11/01/2008 05:12 am ET | Updated May 25, 2011

Last week marked the 48th anniversary of the first Kennedy-Nixon presidential debates. The Kennedy-Nixon debates were historic because they dramatically changed the way Americans chose their president. It helped to create an image on the television screen that was more powerful than whistle stops and shaking hands.

Since 1976, it has become a customary tradition of the American presidential election process. Ironically, Howard K. Smith, who served as the moderator for that initial groundbreaking political event between Kennedy and Nixon, never specifically referred to it as a debate. But that is how we've chosen to define them.

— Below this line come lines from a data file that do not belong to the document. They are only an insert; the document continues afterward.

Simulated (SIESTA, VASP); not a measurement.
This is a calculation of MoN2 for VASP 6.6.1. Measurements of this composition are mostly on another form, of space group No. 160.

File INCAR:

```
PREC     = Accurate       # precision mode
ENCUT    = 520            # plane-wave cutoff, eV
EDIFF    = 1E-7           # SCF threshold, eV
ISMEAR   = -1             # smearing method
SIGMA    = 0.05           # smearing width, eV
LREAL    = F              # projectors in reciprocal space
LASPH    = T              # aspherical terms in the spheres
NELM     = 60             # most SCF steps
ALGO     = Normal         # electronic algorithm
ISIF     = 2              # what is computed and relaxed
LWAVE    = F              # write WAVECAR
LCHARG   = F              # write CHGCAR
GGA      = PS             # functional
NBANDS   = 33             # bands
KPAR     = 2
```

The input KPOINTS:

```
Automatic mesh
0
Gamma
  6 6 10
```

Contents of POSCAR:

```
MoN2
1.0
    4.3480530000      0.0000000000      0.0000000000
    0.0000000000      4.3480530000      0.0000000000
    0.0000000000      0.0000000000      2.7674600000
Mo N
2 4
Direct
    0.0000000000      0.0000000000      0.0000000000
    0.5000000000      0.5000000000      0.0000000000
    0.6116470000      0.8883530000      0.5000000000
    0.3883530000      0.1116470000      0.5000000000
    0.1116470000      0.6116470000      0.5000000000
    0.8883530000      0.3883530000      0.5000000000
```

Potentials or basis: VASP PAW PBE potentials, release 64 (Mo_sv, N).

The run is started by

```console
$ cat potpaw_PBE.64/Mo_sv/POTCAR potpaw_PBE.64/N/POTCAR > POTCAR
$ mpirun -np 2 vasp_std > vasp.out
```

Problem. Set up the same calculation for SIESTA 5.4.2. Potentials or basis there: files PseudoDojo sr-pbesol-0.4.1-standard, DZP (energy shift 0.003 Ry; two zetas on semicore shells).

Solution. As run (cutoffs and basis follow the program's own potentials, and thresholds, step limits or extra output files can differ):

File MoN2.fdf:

Those of you who have participated on debate teams in high school and or college know that what was presented to us in Oxford Mississippi, between Barack Obama and John McCain last week hardly qualifies as a debate. Nor is there anything about the current presidential format that draws on the memories of Abraham Lincoln and Stephen A. Douglas in 1858.

By our current standards, Obama won the debate over McCain. Why? Because more pundits and polls said so, that's why.

Obama held his own, he was clearly knowledgeable and confident on matters foreign and domestic, but I did not see a definitive victor either way. But Mc Cain's failure to look at his opponent was not only dismissive, it violated a primary rule of debate tactics--or is that a strategy?

Foreign policy was to be McCain's strength, the mere fact that he failed to blow Obama out of the water--a standard that ought to be difficult for any presidential candidate to achieve--meant advantage Obama.

How many times have we seen the bar of low expectations aide the person in question? Using this criterion if Sarah Palin, in her vice presidential debate against Joe Biden, answers the questions posed by moderator Gwen Ifill coherently, without a gaffe, is she the de facto winner?

Obviously, if Palin turns in a performance reminiscent of her recent television interviews, there is no way even the staunchest Republican pundits can spin victory in what would be a definite defeat.

Suppose Palin crams well for the exam, does her embarrassing answers in her recent interview with Katie Couric become a thing of the past? The problem for Palin is rote memorization presents a far greater challenge than reading from a teleprompter.

The consensus opinion is that Palin will fall on her face against Biden, which is the chattering class's way of saying she probably has him just where she wants him.

Palin could very well be declared the victor in the vice presidential debate, not for her breadth of knowledge, but simply because Biden talked too long or the split screen catches him failing to give her full eye contact, which would allow spin-doctors to define him as sexist.

We should stop fooling ourselves. These are not debates; they never have been--at least not since 1976. Even the 1960 debate morphed into a quasi- beauty contest. More has been made of Kennedy winning the initial debate because of the way he came across on television and Nixon eschewing makeup than the substantive differences between them. A majority of those who listened on the radio thought Nixon won.

The presidential debates are well-rehearsed job interviews, with the winner of the interview being based on a subjective and sometimes amorphous set of standards. Frankly, I question if job interview accurately describes the current process-- one of our democratic pagan rituals perhaps.

Moreover, there is no real exchange, no one is thinking on their feet; it is a format better suited to offer campaign shibboleths than challenging the other candidate's assumptions in a cogent manner.

Debates, however defined, are part of the presidential process, but how many minds are actually swayed because of them?

This may all seem trivial to a nation where only 25 percent can name more than one of the five freedoms guaranteed by the First Amendment. But more than half can name at least two members of the Simpson cartoon family.